In the premier issue of Family Motor Coaching, FMCA’s first president, Bob Richter, L1, addressed two questions. Why use membership numbers? And why put those numbers on identification plates that are attached to motorhomes?
Mr. Richter’s article was titled “Number, Numbers, and More Numbers!” He began by acknowledging that assigning people numbers could appear to be an impersonal way of welcoming new members. But he explained that the “dratted number system” is a necessity, and unavoidable.
“A number system makes this continuous flow of work much easier, truthfully; F345 is much easier to say than Washington, George H., and if FMCA ever grows in size to ten or twenty thousand members, or to a hundred thousand, we’d have to go back and assign numbers anyway to feed a computer, in order to continue operating. So we gave in early!”
Mr. Richter spent the rest of his column explaining the reasons behind the use of the oval (“goose-egg” shaped) metal plates that members received upon joining the association. And the reasons for their existence are more than you might guess.

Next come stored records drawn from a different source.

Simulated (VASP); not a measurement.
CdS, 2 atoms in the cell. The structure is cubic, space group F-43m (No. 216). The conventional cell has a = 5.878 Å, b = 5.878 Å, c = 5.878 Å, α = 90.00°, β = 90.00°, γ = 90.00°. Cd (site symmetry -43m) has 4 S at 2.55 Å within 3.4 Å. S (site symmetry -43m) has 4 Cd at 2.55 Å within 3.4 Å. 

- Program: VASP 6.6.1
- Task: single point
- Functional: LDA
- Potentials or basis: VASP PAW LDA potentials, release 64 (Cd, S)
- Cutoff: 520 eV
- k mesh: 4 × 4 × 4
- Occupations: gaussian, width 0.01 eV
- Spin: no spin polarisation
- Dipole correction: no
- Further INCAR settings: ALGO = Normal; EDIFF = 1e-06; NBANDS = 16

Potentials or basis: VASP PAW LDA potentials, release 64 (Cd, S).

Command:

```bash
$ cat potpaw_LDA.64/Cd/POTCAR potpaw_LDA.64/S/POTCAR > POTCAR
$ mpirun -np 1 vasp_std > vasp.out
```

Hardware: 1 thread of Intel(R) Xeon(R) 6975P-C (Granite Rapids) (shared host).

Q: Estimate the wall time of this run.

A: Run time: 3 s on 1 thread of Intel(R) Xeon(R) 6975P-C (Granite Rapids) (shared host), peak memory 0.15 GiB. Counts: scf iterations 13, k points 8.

First of all, fellow FMCA members would know you were also part of the family. If you met another motorhomer with a plate on his or her coach while traveling, you could, perhaps, also meet a new friend.
It was also thought that the plates made FMCA seem like a better-than-average group to those who might extend overnight parking privileges. The noble goose egg would symbolize high standards of RVer behavior.
Similarly, the plates were intended to serve as a way to advertise the existence of FMCA to the public.
FMCA used removable metal plates and not stickers or painted identification numbers for a reason: to aid in accurate identification. Mr. Richter was from Massachusetts, and he’d heard that the Massachusetts Beach Buggy Association (MBBA) asked its members to paint numbers on their buggies. “However, nothing was provided to assure that the number was painted out when the vehicle was sold,” he wrote.
One day an MBBA beach buggy was seen being operated in an improper manner, so the entire MBBA was barred from the use of that particular beach. Eventually, it was found out that the vehicle had been previously sold and was used by non-MBBA members during the incident, but the damage had been done.
Because the FMCA plates were to symbolize high standards, “It is the intention of the FMCA to control the privilege of displaying these plates strictly, so that the display of them will be meaningful.” As a consequence, the plates remained the property of FMCA the entire time they were affixed on a coach. In the early years, when a membership terminated, those heavy metal plates, both of them, had to be mailed back to the national office. Conversely, if former members rejoined, their old plates were returned to them.
“And the last, but perhaps not least, purpose of plates is to serve as means of enforcement of the code of ethics,” Mr. Richter wrote. He went on to say that if a particular member was witnessed behaving improperly (dumping in an unapproved location, for example), they could be “subject to the procedure for expulsion from FMCA.”
That’s quite a lot of meaning attached to a “goose egg” — right from the start!